Tales of the Rampant Coyote

Adventures in Indie Gaming!

Building On Your Own Rhythm

Posted by Rampant Coyote on April 19, 2013

People function differently. People have different optimum rhythms and patterns. I guess this is something good managers know, but too many managers – and people trying to manage themselves – don’t get. Or forget.

One of the tricks I have to keep re-discovering is to find ways of getting stuff done that work for me.  I sometimes try to implement recommended procedures by sheer force of will and habit. I guess that works just often enough to screw me up.

The case in point: writing. I keep trying to right from the top-down, the way I was taught in school. Start with the basics, theme, setting, etc., create an outline, and fill it in.

That totally doesn’t work for me. Maybe it doesn’t work for anybody, and I was just lied to in school. I dunno.  Programming, I can do top-down pretty well. Or bottom-up. Maybe it’s a function of familiarity. I’m a better programmer than I am a writer. But writing – I have had to re-learn that I write best from the bottom – up. I dream up things best in scenes, vignettes. With a few of those, it’s really a lot easier to tie things together as a whole. Sometimes a theme emerges, sometimes it they change the fundamental nature of the story I was trying to write.

It’s the same for things like time management, or budgeting, or programming. It’s not about staying in my comfort zone (my comfort zone is probably deep in the “procrastination” territory), but finding a way to structure myself in a way that feels natural and is easy to follow. Fighting that usually ends in frustration. But working with it – and building upon that long enough to make it a habit… is what tends to work best for me.

People reading between the lines may (properly) assume that a lot of writing and story development has been happening on Frayed Knights 2: The Khan of Wrath, and that I’ve had some frustration with that.  Yeah.  And that this has changed. Actually, confronting some deadlines and needs for collaboration kinda forced the issue, made me abandon the process I’d been unsuccessfully trying to impose upon myself for months, and go back to what I was comfortable with. Hopefully with some improvements, but I no longer feel like I’m swimming upstream all the time.

Funny how deadlines can do that. Necessity, mother of invention, all that. 🙂


Filed Under: Game Development - Comments: 4 Comments to Read



  • Charles said,

    Biorythms. Go with the flow, accept when you’re stuck and make the best of productivity surges.

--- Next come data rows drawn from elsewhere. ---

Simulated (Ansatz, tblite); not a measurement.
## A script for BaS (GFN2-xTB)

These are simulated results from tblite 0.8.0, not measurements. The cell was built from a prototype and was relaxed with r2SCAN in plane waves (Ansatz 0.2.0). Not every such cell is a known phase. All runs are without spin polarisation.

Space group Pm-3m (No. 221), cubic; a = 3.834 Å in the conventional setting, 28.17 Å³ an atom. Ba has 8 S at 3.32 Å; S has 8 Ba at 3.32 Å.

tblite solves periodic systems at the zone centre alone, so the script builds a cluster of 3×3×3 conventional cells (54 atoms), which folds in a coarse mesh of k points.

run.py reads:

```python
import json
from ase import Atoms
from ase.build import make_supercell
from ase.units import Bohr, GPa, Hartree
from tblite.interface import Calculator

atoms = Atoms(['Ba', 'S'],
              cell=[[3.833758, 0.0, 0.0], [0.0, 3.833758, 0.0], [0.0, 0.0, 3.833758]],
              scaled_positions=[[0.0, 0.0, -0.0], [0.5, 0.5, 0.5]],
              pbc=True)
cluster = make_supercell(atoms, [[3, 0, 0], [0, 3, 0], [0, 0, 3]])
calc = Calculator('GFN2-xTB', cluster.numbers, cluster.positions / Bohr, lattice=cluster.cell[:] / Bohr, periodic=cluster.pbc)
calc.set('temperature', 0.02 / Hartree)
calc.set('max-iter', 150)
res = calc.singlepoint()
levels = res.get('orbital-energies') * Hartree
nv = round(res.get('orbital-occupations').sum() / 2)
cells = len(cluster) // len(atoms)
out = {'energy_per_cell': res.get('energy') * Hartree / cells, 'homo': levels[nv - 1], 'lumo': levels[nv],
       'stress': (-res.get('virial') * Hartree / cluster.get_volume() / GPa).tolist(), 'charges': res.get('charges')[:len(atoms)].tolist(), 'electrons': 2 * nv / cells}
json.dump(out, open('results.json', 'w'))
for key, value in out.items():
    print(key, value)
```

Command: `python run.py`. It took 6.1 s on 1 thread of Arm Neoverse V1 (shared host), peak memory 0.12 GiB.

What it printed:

    Also let your mind work out problems on its own. It is amazing how letting go and coming back later leads to those eureka moments.

  • Felix said,

    The thing nobody ever tells you about writing is that there’s no one true way to do it. I know people who write an outline first, and that works for them; I know someone who first writes the entire story in just a couple of pages, then expands that into a short story, into a novella and finally into a novel, ending up with a finished work at each stage. When I write the opening of a story, I never know what’s going to happen down the road; it just emerges naturally, and often the ending isn’t clear until halfway through or so — I nearly always write the story linearly from beginning to end. And yes, that means some stories remain unfinished. Big deal.

    It’s the same with programming. People get hung up on methodologies, but those are just tools, means to an end. Whatever works for you is fair game, as long as you get things done. The only thing that matters is that you *do* get things done, somehow. And yes, cowboy coding fails at that in the long run; but religious adherence to any particular methodology is even worse.

    Oh, and I hate, hate, HATE the word “procrastination”. Who came up with the idiotic idea that people should be permanently busy? When are you supposed to think? Rest? Enjoy the fruit of your work? Or… are we all supposed to be unthinking drones toiling for… whom?

  • Cuthalion said,

    I’d say my comfortable state is firmly in procrastination as well. (…Though I do agree with Felix that being busy all the time is a waste of time.)

    I’ve been “working on” programming for months now, for certain definitions of working on programming that don’t include any programming. As much as I hate scheduling, perhaps I need to go back to pre-designating times to program so that I avoid feeling like I’m having to decide between doing coding and doing Internet — it would help keep it from feeling like free time that I then have to get the most out of.

  • Xenovore said,

    I find that what works best for me (coding or otherwise) is to do a rough outline, i.e. get the basic “road map” at least, and then start putting the pieces together.

    More often than not, it’s hard to see exactly where things will fall until after you’ve written them, so I think it’s most important to just write something, anything, even if it only ends up acting as a placeholder until you can come up with something more robust.

    In other words: although you might only have the vaguest idea of what you want initially, the actual process of writing will allow it to coalesce and become clear.